Wednesday, 27 September 2023

The Eastern Edge Of Ilion

The Day Of Their Return, 4.

(Tomorrow will be taken up with a funeral, then an evening meeting, so there might not be much blogging. There was a guy that I had expected to meet at the funeral but I read his obituary today.)

We realize that Aeneas is not just an empty stage where Poul Anderson's characters strut and fret their hour but an imaginatively constructed planetary environment:

there are canals, marshes and salt lakes on the Antonine (former) Seabed;

westerly winds blow moisture from the Seabed onto the eastern edge of the continent of Ilion where there is "...actual rain two or three times a year." (p. 100);

also, the Wildfoss River helps to maintain a water table that supplies a few wells;

consequently, generations of the Hedin family have been able to farm and ranch;

their settlement has a windbreak of Aenean delphi and rahab, Terrestrial oak and acacia, Llynathawrian rasmin and Ythrian hammerbranch;

their flowerbeds have to be extra-planetary because no flowers evolved on Aeneas.
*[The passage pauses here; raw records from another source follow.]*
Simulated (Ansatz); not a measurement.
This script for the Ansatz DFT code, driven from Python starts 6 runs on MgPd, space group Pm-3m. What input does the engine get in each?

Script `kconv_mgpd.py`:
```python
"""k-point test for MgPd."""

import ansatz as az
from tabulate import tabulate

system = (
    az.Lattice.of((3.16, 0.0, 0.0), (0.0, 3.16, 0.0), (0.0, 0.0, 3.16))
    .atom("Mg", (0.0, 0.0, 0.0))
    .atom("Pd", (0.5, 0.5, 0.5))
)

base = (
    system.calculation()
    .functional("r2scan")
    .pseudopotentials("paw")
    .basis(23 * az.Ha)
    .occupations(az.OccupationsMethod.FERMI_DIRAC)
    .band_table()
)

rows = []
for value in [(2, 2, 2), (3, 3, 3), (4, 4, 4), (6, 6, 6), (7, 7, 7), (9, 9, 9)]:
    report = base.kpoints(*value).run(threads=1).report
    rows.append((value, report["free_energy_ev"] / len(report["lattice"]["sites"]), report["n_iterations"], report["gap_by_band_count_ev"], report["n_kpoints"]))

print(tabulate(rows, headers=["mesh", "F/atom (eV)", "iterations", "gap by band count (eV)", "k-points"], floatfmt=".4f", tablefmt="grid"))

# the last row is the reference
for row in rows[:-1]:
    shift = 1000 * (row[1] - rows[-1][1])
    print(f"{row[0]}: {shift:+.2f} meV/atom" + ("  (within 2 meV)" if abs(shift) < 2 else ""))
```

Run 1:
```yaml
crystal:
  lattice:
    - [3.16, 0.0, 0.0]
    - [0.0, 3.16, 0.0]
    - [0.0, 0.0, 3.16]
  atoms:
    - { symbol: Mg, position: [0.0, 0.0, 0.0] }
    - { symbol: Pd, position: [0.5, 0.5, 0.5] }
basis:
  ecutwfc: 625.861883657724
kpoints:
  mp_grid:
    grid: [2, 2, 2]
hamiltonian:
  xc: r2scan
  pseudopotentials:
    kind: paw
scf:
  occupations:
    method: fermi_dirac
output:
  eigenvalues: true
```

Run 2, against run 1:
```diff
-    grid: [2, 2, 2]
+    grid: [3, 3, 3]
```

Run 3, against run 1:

Think about all that detail, then contemplate not just the Hedins but an entire population living in Ilion and in other parts of Aeneas.

7 comments:

Sean M. Brooks said...

Kaor, Paul!

My condolences for the loss of a friend, apparently quite unexpectedly.

Ad astra! Sean

paulshackley2017@gmail.com said...

Sean,

Thank you. Humanist celebrant but a quiet for anyone to reflect or pray if they wanted to.

Paul.

paulshackley2017@gmail.com said...

a quiet period

Sean M. Brooks said...

Kaor, Paul!

Sounds like almost what the Quakers do.

Ad astra! Sean

paulshackley2017@gmail.com said...

Good comparison. But emphasis on secularism in what the celebrant said.

S.M. Stirling said...

Paul: my condolences as well. As the saying goes, life lends us things, it doesn't give them.

paulshackley2017@gmail.com said...

Thank you. The event was a celebration.